The United States has developed a whole-of-government approach to cutting off terrorist financing.

During a recent conference on the progress and challenges of disrupting terrorist financing, Treasury Secretary Timothy Geithner said that since the attacks in 2001, efforts to impede the flow of funds to terrorist organizations have been a central part of international efforts to combat terrorism.

"While terrorism is very different from conventional military threats, it has something significant in common with them: it needs cash," he said.

The United States has developed a whole-of-government approach to cutting off terrorist financing. It works by bringing together intelligence, targeted sanctions, international cooperation, and private-sector engagement in order to identify the donors, financiers and facilitators supporting terrorist organizations, and then disrupting their ability to fund them.

The U.S. Government has also strongly encouraged other countries to join the global coalition working to cut off terrorist funding. International cooperation remains fundamental to our common endeavors for the simple reason that most of the funds used to support terrorism are located outside the jurisdiction of the United States.

"We are obtaining, analyzing and acting on intelligence in order to constrain the activities of those who would fund terrorism and to hold them accountable through sanctions.
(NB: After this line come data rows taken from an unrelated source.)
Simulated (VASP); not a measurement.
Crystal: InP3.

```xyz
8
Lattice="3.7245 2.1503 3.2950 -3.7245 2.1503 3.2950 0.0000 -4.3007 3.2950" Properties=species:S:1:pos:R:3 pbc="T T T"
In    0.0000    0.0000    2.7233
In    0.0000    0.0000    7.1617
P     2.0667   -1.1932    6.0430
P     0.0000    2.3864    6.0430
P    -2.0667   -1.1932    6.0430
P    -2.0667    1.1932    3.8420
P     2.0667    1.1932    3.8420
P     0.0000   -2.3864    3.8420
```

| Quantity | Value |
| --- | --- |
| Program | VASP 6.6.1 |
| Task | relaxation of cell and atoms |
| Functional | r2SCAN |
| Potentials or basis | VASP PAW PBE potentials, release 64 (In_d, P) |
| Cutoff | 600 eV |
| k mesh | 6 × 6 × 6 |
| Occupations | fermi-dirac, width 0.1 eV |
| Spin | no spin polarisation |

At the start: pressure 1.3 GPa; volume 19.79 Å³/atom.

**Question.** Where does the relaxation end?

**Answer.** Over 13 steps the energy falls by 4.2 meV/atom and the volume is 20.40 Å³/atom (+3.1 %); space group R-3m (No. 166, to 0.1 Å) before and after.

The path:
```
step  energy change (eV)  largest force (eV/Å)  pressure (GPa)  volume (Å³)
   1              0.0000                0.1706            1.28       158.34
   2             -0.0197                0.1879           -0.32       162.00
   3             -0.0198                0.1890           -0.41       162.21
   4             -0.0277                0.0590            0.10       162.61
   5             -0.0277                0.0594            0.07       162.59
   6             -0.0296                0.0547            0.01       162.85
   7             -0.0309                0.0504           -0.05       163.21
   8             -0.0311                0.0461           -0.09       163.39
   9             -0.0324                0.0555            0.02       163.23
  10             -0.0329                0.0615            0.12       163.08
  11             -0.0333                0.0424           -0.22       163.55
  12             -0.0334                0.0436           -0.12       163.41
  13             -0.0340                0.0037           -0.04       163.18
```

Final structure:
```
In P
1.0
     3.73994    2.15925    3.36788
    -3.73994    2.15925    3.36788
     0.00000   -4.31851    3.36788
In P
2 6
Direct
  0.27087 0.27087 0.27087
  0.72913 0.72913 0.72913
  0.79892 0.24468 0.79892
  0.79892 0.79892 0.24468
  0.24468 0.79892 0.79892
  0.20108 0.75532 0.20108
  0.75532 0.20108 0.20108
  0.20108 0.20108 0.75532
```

"International cooperation reinforces the effectiveness of this work. . . . and multilateral bodies, including the G-20, have institutionalized this focus on combating terrorist financing – both through the adoption of new standards and through public support for increased financial transparency.

"Finally, . . . .the vigilance of financial institutions to identify and block money for terrorist activities reinforces the ability of regulators and law enforcement to target funders.

"Thanks to this strategy, donors, financial institutions, and facilitators across the world are no longer free to fund and facilitate terrorism with impunity," he said.

"Two and a half thousand years ago, the Greek historian Thucydides wrote of a Spartan king who said, 'War is a matter not so much of arms as of money,'" said Secretary Geithner. "Two and half years ago, in a chilling echo of these words, a senior al-Qaida leader in Afghanistan explained, 'Without money, jihad stops.'

The pool of finances for terrorism is shrinking, and it has grown harder and harder to hide and move. Today, al-Qaida struggles to secure steady financing. And as terrorist groups look for new methods to raise and move money, the international effort to develop creative and effective strategies to stop them will continue.